VI
THE TREATY WITH TURKEY
In the course of the debate on the foreign policy of England which opened on Thursday, March 25, on the third reading of the Finance Bill, Mr. Asquith, speaking of the Turkish problem as leader of the Opposition, urged that the Ottoman Government should no longer hold in Europe the political power that belonged to it before the war. He urged, however, that the Sultan should not be relegated to Asia Minor, where he would quite escape European control. He proposed, therefore, that the Sultan should be, as it were, “vaticanised”—that is to say, he should remain in Constantinople, but should only retain his spiritual power as Caliph, as the Pope does in Rome.
The Great Powers or the League of Nations would then be entrusted with the political power in Constantinople, and if the Bosphorus or the Dardanelles were neutralised or internationalised, the presence of the Sultan in Constantinople would not be attended with any serious danger.
As to Mesopotamia, Mr. Asquith objected to the status quo ante bellum. As the frontiers of that region were not quite definite, sooner or later, he thought, if England remained there, she would be driven to advance to the shores of the Black Sea, or even the Caspian Sea, and she had not adequate means for the present to do so. So it was better for her to confine her action within the Basra zone.

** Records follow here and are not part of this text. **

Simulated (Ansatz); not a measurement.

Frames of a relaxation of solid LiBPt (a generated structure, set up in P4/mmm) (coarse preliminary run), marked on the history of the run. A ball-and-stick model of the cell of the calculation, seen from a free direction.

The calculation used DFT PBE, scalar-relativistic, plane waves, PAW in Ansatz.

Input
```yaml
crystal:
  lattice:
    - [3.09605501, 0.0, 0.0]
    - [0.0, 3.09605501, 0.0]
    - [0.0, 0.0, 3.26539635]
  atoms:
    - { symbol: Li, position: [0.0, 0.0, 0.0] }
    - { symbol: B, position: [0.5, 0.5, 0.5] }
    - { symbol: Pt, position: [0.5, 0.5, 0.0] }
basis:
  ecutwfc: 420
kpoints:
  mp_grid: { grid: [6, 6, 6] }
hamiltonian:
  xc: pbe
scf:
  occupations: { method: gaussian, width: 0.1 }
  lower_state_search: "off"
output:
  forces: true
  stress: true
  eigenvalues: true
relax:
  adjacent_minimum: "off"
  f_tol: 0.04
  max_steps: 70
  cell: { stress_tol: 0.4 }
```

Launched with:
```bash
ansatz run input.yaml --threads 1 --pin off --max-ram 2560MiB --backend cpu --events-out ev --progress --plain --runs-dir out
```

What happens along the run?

The Prime Minister, rising in response, first remarked that the cause of the delays in the negotiations with Turkey and the settlement of peace was that the Allies had thought it proper to wait for the decision of America, as to the share she intended to take in the negotiations. He recalled that the Allies had hoped the United States would not only assume the protection of Armenia properly speaking, but of Cilicia too, and also accept a mandate for the Straits of Constantinople, and went on as follows:
“If we had not given time for America to make up her mind it might have suspected the Allies wanted to take advantage of some political difficulty to partition Turkey; and it is only when the United States definitely stated she did not intend to take part in the Conference that the Allies proceeded to take definite decisions with regard to the Turkish peace. I think that it is due to the Allies to make that explanation.”
Mr. Lloyd George went on to state that the Allies had contemplated maintaining only the spiritual power of the Sultan, but unfortunately this scheme did not seem likely to solve the difficulties of the situation. For Constantinople had to be administered at the same time, and it is easier to control the Sultan and his Ministers in Constantinople than if they were relegated to Asia Minor.
Then, resorting to the policy of compromise which bore such bad fruits in the course of the Peace Conference, Mr. Lloyd George, in order not to shut out the possibility of reverting to the opposite opinion, added that if it was proved that the Allies’ control weakened the power of the Sultan in Asia Minor, it would always be possible to consider the question afresh—but he hoped that would not be necessary.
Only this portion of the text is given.